The House on Tuesday could vote on a legislative amendment that would prohibit the SEC from implementing its new standards-of-conduct package.
U.S. Rep. Maxine Waters, D-Calif., chairwoman of the House Financial Services Committee and a vocal opponent of the Securities and Exchange Commission package, is behind the action. On Monday, she proposed an amendment to the Financial Services and General Government Appropriations Act of 2020, a bill that appropriates government spending for next year, that would prohibit the SEC from spending any money to implement the standards-of-conduct package.
The House Rules Committee accepted the amendment a few hours later.
The amendment states: "None of the funds made available by this Act may be used by the Securities and Exchange Commission to implement, administer, enforce, or publicize the final rules and interpretations of" the package, commonly known as Reg BI.

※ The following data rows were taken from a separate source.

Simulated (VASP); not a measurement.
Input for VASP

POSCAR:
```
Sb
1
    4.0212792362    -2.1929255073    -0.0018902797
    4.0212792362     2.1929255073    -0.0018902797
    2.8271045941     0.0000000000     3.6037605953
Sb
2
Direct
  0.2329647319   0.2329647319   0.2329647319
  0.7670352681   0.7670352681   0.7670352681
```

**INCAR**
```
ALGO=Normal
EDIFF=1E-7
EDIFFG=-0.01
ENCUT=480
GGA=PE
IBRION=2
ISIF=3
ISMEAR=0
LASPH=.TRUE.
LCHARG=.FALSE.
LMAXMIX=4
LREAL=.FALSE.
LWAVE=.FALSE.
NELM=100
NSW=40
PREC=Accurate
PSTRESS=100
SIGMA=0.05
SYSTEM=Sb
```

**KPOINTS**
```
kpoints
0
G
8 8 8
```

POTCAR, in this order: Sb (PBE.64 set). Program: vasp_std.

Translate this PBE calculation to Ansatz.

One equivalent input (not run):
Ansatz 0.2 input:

SEC commissioners approved the package on June 5 in a 3-1 vote. It features four components, including its centerpiece best-interest standard, which compels brokers to put clients' financial interests ahead of their own and requires them to mitigate financial conflicts. Critics say the measure is too ambiguous and does not establish a legally enforceable standard.
In a statement following Reg BI's passage, Ms. Waters said the rule "ignores the explicit will of Congress and fails to require all financial professionals to abide by a strong, uniform fiduciary standard of care when providing investors with investment advice." She also urged the SEC to "rescind this rule and put the interests of savers and retirees first."
The Insured Retirement Institute in Washington, a proponent of Reg BI, opposes Ms. Waters' amendment. "We believe that Regulation Best Interest should move forward and be given time to work," said Dan Zielinski, IRI's vice president of strategic communications, in a statement. "The just-approved regulation will offer a substantial enhancement to investor protections over current law. The new requirements on industry are considerable and the existing enforcement mechanisms applicable to Reg BI are rigorous."